GNU Radio Companion & multimon-ng: identifier & usefull signal muting

Question

Given is a signal from a NB-FM-Receiver in GNU Radio Companion. This signal consists of a series of identifiers (ending with ZVEI1: 89E9EA) in the ZVEI1 standard and followed by a useful signal. The signal is branched off to multimon-ng through a FIFO-Pipe. mulimon-ng reads the signal and decodes the signal according to:

multimon-ng -a ZVEI1 -t raw myfifo.raw
multimon-ng 1.1.8
  (C) 1996/1997 by Tom Sailer HB9JNX/AE4WA
  (C) 2012-2019 by Elias Oenal
Available demodulators: POCSAG512 POCSAG1200 POCSAG2400 FLEX EAS UFSK1200 CLIPFSK FMSFSK AFSK1200 AFSK2400 AFSK2400_2 AFSK2400_3 HAPN4800 FSK9600 DTMF ZVEI1 ZVEI2 ZVEI3 DZVEI PZVEI EEA EIA CCIR MORSE_CW DUMPCSV X10 SCOPE
Enabled demodulators: ZVEI1
ZVEI1: 83702
ZVEI1: 89E9EA

which works fine. Now the decoded message should be read from multimon-ngs output and looped back into GNU Radio Companion to mute

1. the identifiers
2. selectively the signal that follows ZVEI1: 89E9EA according to the previous identifiers.

How can this be accomplished?

Answer 1

That would require your GNU Radio flow graph to "know" what transmission is that following the identifier. Your flow graph as shown can't really work, because your "muting" messages are asynchronous to the sample flow.

Therefore, you'd need a ZVEI1 decoder in GNU Radio.

Then, your multimon-ng is no longer necessary.

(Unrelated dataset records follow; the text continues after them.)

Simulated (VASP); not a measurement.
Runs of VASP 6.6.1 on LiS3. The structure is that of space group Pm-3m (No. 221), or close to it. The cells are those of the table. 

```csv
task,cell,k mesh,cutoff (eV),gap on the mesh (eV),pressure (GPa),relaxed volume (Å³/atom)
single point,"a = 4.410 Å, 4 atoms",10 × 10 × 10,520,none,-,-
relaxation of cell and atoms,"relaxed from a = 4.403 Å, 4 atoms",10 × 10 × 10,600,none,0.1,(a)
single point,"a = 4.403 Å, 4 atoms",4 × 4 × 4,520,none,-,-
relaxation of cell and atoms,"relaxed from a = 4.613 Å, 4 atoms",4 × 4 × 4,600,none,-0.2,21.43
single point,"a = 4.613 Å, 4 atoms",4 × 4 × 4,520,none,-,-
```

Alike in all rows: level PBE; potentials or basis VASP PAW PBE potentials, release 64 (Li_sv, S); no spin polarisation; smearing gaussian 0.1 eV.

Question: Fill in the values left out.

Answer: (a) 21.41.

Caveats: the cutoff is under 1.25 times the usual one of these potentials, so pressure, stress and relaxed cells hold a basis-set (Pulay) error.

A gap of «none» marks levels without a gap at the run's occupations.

So, I'd recommend using GNU Radio to develop a simple ZVEI1 decoder! It's actually not that hard. You'd want to read the official GNU Radio tutorials, and then:

• build a demodulator for the ZVEI signalling tones (PLL freq det, for example, or a filter bank)
• write a block that detects the squelch sequence, and drops all data before it sees one, and then passes one one packet worth of samples
• Downstream of that, the actual data decoder
• and your dropping logic

··· -->rat. resampler
--> PLL freq det
--> squelch tone sequence detector
--> data decoder (tags packets with IDs)
--> selective pass-through /dropping

That's two or three blocks you'd have to write yourself – and seeing the sampling rates are super low, that could easily be done in Python (instead of C++, which you'd have to use when writing high-performance GNU Radio blocks).